The GoP challenge

Ryan believes in cutting taxes for the rich.

The contours of the Republican challenge to President Barrack Obama have become clearer with Mitt Romney’s selection of Paul Ryan as his vice-presidential nominee. Ryan is young, bright and dynamic and belongs to the right end of the Republican Party.  He has considerable political and legislative experience, having been a member of the House of Representatives  seven times. In the US presidential race, vice-presidential nominees are used to define the candidates’ positions better, cover his shortcomings and appeal to sections in the party or the electorate which call for special attention. It is with the vice-presidential candidate that the party nominee makes a full ticket, and Presidential candidates’ fortunes have floundered in the past because of the wrong choice of the running mate. Mittney seems to have made a careful and calculated choice.

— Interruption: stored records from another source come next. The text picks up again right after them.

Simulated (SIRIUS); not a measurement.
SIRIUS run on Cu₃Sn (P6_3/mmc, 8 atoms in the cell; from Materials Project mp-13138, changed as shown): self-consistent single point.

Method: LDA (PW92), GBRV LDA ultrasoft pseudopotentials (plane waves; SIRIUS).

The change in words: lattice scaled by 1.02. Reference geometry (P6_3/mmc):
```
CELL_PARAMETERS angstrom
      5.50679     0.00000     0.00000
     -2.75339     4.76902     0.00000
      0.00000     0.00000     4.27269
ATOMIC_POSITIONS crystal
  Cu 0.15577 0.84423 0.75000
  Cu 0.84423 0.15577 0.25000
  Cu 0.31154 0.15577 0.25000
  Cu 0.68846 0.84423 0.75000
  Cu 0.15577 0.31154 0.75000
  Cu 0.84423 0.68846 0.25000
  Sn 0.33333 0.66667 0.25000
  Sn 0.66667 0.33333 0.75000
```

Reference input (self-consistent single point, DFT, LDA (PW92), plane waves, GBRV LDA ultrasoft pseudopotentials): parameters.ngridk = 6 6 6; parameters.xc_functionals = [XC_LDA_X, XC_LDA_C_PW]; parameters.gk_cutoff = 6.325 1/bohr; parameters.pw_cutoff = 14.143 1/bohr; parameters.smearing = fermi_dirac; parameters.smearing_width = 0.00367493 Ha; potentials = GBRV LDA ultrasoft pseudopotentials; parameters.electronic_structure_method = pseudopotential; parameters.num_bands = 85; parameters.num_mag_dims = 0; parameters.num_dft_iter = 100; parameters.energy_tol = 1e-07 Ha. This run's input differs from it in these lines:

Ryan will be liked by the extreme Republicans who have doubts about the policy credentials of Mitt Romney. Romney’s opposition to Obama has not always been convincing to many, as in the case of health care.  Romney had himself introduced health  care reforms in Massachusetts which were similar to the Obamacare plan, while the party had stoutly opposed it. Ryan strongly believes in cutting taxes for the rich, in reducing public expenditure and minimising the government’s role in business and life. He has a radical tax reform plan and a budget blueprint which will be liked by conservatives. Romney’s Mormon faith is a negative for the religious right but Ryan’s strong Catholic background will comfort them. All in all, the Romney-Ryan combination will unite the Republicans and give them more confidence and aggression.   

With a hawkish ideological mate on his side the Romney campaign will take the fight to Obama’s economic policies. In spite of the credit Obama claims for eliminating Osama bin Laden, the main electoral issue will be economic, with revival not in sight and unemployment running high.  Romney has till now felt that Obama will be the natural fall guy for the economic pain. He will now join the policy debate from a clear economic platform. Ironically, the Democrats will also like the Ryan ticket because it gives them a good target for attack. They will also expect that Ryan will scare away many voters from the lower ranks, especially the potential beneficiaries of the Obama healthcare plan.  Both candidates are running neck and neck now, with a slight edge for Obama. The Ryan factor may tilt the scales either way.